Multilevel Discretized Random Field Models with "Spin" Correlations for the Simulation of Environmental Spatial Data

TL;DR

This paper introduces multilevel discretized random field models using spin interactions to simulate complex environmental spatial data, effectively capturing non-Gaussian dependencies and enabling accurate predictions with manageable computational effort.

Contribution

It proposes two novel spin-based approaches inspired by Ising and Potts models for conditional simulation of spatial data with missing values, improving statistical reproduction and prediction accuracy.

Findings

Both models effectively reproduce sample statistics.

The models accurately predict at unsampled locations.

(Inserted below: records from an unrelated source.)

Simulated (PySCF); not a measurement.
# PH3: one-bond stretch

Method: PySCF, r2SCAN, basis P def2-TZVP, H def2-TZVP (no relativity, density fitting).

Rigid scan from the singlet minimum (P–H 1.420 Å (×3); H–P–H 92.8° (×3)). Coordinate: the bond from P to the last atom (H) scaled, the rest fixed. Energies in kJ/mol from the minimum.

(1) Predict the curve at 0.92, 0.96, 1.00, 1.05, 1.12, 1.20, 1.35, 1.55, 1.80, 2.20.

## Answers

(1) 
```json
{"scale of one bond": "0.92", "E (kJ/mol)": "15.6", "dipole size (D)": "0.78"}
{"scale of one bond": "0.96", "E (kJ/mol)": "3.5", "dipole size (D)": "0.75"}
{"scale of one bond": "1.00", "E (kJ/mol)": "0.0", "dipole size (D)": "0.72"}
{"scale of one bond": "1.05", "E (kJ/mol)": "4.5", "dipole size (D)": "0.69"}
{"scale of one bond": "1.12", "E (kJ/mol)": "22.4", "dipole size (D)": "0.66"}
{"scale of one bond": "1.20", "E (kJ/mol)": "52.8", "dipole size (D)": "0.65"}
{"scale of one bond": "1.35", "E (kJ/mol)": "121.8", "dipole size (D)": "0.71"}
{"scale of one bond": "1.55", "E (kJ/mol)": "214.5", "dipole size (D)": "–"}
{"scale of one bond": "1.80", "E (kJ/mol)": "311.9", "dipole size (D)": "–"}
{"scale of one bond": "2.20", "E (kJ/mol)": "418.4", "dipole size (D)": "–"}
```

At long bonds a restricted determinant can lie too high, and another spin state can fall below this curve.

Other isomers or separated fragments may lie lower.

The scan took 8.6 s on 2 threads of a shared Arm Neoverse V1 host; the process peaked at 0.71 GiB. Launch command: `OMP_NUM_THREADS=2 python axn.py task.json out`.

Computational complexity varies with parameters.

Abstract

A problem of practical significance is the analysis of large, spatially distributed data sets. The problem is more challenging for variables that follow non-Gaussian distributions. We show that the spatial correlations between variables can be captured by interactions between "spins". The spins represent multilevel discretizations of the initial field with respect to a number of pre-defined thresholds. The spatial dependence between the "spins" is imposed by means of short-range interactions. We present two approaches, inspired by the Ising and Potts models, that generate conditional simulations from samples with missing data. The simulations of the "spin system" are forced to respect locally the sample values and the system statistics globally. We compare the two approaches in terms of their ability to reproduce the sample statistical properties, to predict data at unsampled locations, as well as in terms of their computational complexity. We discuss the impact of relevant simulation parameters, such as the domain size, the number of discretization levels, and the initial conditions.